The conversation explores several major problems:
Coaches hiding negotiations until players find out on social media
Athletes opting out mid-season with no consequences
Collectives functioning like quasi-NFL front offices without rules
The SEC and Big Ten quietly becoming the sport’s controlling bodies
The NCAA having zero credibility or influence
Fehoko argues that if the sport is going to behave like the NFL, it needs NFL-style rules: tampering windows, penalties for breaking contracts, defined transfer periods, and organizational discipline. Trey pushes the idea further — if college football insists on operating like a multi-billion-dollar professional enterprise, then it needs a true commissioner, someone like Nick Saban, who already exerts outsized influence behind the scenes.

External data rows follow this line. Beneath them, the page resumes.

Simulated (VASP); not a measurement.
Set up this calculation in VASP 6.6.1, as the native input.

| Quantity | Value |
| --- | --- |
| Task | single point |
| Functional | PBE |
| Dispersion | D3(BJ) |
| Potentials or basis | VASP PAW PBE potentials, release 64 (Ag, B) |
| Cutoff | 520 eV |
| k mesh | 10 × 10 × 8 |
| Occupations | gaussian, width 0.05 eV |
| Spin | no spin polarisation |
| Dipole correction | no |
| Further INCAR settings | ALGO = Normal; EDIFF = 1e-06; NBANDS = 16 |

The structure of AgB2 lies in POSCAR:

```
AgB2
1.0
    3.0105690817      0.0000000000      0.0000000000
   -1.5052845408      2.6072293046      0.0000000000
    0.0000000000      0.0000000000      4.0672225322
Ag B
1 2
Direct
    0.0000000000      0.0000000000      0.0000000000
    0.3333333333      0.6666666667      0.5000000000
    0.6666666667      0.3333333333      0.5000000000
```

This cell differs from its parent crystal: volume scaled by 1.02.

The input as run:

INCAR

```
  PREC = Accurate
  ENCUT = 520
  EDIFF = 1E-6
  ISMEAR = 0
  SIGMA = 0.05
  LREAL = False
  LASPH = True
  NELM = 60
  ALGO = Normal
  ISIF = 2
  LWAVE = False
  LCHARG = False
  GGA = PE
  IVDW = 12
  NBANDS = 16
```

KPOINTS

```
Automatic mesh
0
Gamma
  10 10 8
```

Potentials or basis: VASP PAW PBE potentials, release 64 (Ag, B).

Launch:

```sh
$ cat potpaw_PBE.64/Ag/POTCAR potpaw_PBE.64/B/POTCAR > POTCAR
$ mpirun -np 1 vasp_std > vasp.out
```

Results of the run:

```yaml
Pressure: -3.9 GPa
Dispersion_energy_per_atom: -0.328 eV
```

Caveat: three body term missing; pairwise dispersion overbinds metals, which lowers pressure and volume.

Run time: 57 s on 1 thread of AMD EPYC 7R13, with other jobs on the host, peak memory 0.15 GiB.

They also revisit why the expanded playoff was created in the first place: not just for powerhouse brands, but to give teams like UCF, Boise State, Tulane, and JMU legitimate paths into national relevance. Fehoko lays out how expansion solved one problem but created new chaos: conflicting incentives, contradictory rankings, and conference champions getting rewarded while clearly better teams get left out.
This episode is a full audit of the sport — the problems, the incentives, the power brokers, and the solutions that could restore stability. If you care about the future of college football, this is one of the most important conversations you’ll hear.